What is Media Server and why it's needed?

WebRTC media servers handle the processing and distribution of audio, video, and data streams between clients. They are essential for scenarios that require advanced media handlings, such as group video calls, recording, transcoding, or broadcasting. Media servers are responsible for mixing, recording, and scaling, ensuring all participants' high-quality and consistent experience.

There are different types of WebRTC servers. One of them is the WebRTC media server. When will you be needing one and what exactly it does?

The role of a WebRTC media server

At its conception, WebRTC was meant to be “between” browsers. Only recently, did the good people at the W3C see it fit to change it to something that can work also in browsers. We’ve know that to be the case all along 😎

What does a WebRTC media server do exactly? It processes and routes media packets through the backend infrastructure – either in the cloud or on premise.

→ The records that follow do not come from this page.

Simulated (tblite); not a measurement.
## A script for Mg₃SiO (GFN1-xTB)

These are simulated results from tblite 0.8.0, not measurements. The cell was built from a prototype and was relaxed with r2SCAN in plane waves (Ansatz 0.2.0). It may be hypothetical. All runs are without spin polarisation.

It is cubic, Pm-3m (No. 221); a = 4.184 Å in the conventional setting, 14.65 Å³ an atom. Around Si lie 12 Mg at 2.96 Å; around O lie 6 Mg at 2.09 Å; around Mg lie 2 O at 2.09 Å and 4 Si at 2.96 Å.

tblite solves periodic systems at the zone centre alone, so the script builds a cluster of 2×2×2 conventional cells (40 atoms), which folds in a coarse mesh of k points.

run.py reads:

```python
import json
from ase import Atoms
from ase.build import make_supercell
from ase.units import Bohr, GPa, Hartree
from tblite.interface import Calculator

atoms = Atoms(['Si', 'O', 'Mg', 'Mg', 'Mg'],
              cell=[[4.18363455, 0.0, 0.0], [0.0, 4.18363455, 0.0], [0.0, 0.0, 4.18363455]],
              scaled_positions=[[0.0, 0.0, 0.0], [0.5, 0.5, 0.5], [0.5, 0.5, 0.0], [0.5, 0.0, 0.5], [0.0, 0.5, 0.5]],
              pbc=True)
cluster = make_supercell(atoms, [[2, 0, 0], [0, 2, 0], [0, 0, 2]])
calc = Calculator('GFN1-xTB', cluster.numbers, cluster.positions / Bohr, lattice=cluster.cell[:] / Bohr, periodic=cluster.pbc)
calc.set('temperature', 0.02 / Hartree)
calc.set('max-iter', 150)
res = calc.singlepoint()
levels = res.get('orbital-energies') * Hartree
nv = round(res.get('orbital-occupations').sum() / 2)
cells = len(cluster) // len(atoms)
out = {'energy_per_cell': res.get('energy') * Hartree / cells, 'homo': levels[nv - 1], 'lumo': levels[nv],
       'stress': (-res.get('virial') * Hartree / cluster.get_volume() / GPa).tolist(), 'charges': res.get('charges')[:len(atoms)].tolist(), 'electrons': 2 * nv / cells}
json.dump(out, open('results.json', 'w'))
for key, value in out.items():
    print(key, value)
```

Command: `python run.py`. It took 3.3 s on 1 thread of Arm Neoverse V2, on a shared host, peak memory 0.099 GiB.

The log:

Let’s say you are building a group calling service and you want 10 people to be able to join in and talk to each other. For simplicity’s sake, assume we want to get 1Mbps of encoded video from each participant and show the other 9 participants on the screen of each of the users:

This is where a WebRTC media server comes in. We will add it here to be able to do the following tasks for us:

Reduce the stress on the upstream connection of clients
- Now clients will send out fewer media streams to the server
- The server will be distributing the media it receives to other clients
Handle bandwidth estimation
- Each client takes care of bandwidth estimation in front of the server
- The server takes care of the whole “operation”, understanding the available bandwidth and constraints of all clients

How is a WebRTC media server different from TURN servers

WebRTC media server != TURN server

I’ve seen people try to use the TURN server to do what media servers do. Usually that would be things like recording the data stream.

This doesn’t work.

TURN servers route media through firewalls and NAT devices. They aren’t privy to the data being sent through them. WebRTC privacy is maintained by having data encrypted end to end when passing via TURN servers – the TURN servers don’t know the encryption key so can’t do anything with the media.

A WebRTC media server is privy to all data passing through it, and acts as a WebRTC client in front of each of the WebRTC devices it works with. It is also why it isn’t so well defined in WebRTC but at the same time so versatile.